Amazona there is a difference between taking a short cut to the Moral High Ground and actually looking out from the Moral High Ground. I’ll give you this point you are absolutely right that it is as simple as voting for Progressive or Liberal candidates to get your moral superiority biscuit. As a group Progressives do stand for good things. Being against poverty, torture, corruption, misogyny, bigotry, abuse aren’t simply things that Progressives are against though. Conservatives are also against many of these societal scourges.

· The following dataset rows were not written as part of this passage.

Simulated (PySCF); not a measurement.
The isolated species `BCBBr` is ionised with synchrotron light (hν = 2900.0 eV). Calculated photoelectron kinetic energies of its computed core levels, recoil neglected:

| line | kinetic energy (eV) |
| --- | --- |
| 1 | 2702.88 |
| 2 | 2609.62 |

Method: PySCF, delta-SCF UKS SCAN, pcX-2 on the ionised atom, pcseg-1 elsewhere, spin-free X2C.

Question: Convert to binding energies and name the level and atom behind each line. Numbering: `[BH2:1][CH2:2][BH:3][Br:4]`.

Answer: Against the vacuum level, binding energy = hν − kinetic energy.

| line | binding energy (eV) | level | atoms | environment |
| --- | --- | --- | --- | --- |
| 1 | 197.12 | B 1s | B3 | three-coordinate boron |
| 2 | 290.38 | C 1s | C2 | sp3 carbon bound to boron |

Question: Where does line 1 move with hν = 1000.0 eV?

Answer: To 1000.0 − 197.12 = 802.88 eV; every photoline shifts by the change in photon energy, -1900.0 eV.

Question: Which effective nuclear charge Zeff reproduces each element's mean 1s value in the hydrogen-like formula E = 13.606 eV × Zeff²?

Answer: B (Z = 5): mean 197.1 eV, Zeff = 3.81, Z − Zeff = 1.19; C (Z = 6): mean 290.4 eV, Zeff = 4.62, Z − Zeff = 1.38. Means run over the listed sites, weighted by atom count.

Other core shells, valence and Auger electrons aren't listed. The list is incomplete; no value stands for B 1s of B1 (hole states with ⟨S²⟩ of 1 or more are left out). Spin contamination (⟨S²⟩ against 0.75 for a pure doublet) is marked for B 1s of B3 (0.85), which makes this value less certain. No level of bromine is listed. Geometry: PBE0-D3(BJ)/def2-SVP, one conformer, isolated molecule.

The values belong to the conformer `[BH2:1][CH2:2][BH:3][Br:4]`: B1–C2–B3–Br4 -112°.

This is where things get confusing and clearly why conservatives are tripped up and find themselves unpopular both electorally and in general. Progressives don’t require a purity test, a loyalty test, or a religious affiliation to walk into our tent. Conservatives with their messages about tax rates being too high should, on that issue alone, have had a way in to the minds of the moderates and independents out there but for some reason they have a social agenda that is more important to them than the economic agenda.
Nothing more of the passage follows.